Visual anthropology is deliberately interactive since creating anthropological films is rather research-through-communication than directors self-realisation. This implies entering into another cultural world organised by certain rules, or the opposite movement-going out to the outer world from the circle of ethnically limited consciousness. Everything depends on the one who takes the camera. The communicative nature of visual anthropology continues on the next step during the demonstration of film, its discussion among the viewers, and at master classes for students and broader audience.
The quality and level of filming depend on how a visual anthropologist understands the essence of his responsibility, how he masters his camera skills, on his knowledge of culture he is entering, his feelings and its interpretations in his creativity. All the further actions finally aiming at the cinematographic dialogue of cultures would be determined by his understanding of his mediating role. One may speak and write about visual anthropology, but it is impossible to avoid showing films. The brightest and most effective means to present visual anthropology are festivals where viewers may engage in a dialogue not only with the screen, but also with the authors of films. This communication is especially important for those who plan to use screen materials in their work. Combining usual festival forms with the forms of academic communication (seminars, master classes, conference) makes this communication especially productive.

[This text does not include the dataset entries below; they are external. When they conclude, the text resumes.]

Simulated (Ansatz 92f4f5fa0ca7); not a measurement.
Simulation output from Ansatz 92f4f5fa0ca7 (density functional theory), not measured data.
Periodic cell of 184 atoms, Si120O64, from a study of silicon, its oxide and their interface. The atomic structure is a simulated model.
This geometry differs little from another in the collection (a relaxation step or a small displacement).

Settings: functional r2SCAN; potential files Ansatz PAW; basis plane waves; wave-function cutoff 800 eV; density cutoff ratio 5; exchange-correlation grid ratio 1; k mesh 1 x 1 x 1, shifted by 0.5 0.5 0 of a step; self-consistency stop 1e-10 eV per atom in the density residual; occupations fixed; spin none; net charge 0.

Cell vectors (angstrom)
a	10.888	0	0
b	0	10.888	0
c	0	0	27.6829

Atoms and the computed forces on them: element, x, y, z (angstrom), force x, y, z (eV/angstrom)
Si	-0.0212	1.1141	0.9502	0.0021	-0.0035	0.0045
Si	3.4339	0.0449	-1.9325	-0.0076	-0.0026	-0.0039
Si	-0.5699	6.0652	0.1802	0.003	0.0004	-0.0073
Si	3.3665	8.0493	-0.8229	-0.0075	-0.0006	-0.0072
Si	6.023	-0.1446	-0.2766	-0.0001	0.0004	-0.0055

Festivals of visual anthropology already have quite a long history in many countries. There are about 30 festivals only in Europe. One of the oldest festivals—in Paris—has recently celebrated its 25th anniversary. During the past decade new festivals were established in Eastern Europe, China, India, etc. Visual anthropology development brings hopes to foster mutual understanding now in the atmosphere of increasing national and religious conflicts.
The Moscow International Festival-biennale of Visual Anthropology was first held in 2002.
Unlike older festivals, the young Moscow festival sets the goal to introduce mass audience to visual anthropology. Thus, much attention is paid to the popularisation of ideas and materials of visual anthropology, to analysis of its socio-cultural prospects.
In recent years visual anthropologists worldwide accumulated large archives which may be successfully used in education, research, press. Its potentials are not yet fully evaluated. That is why promoting visual anthropology in the academic and humanitarian audience is so pivotal.
First two Moscow festivals had mottoes Dialogue of Other Worlds (2002) and Tradition and Object(ive) Lens. In Search of Integrity (2004). The first festival aimed at showing diversity and beauty of the worlds cultural palette, reveal the deep unity of seemingly alienated peoples. The second attempted to underline the importance of traditional sources of cultures, the necessity to preserve them.
These tasks also remained actual for the third festival. But most of attention was drawn to the key problem of visual anthropology-the position of the person with camera, whom representatives of one culture entrust with forming its image for representatives of other cultures.
That is why the III Moscow Festival (2006) was entitled Mediating Camera.
Films, discussions, seminars and conference during the Festival emphasise the humanitarian potential of traditions of organic human existence in various natural and social conditions; the responsibility of a man with camera allowed to enter the life of community; the awareness of the aim to form the image of the specific culture, to perform cultural dialogue; the necessity to produce new approaches to presenting contemporary life, including the life of indigenous peoples.
We decided to keep the title Mediating Camera for all subsequent Moscow festivals and conferences.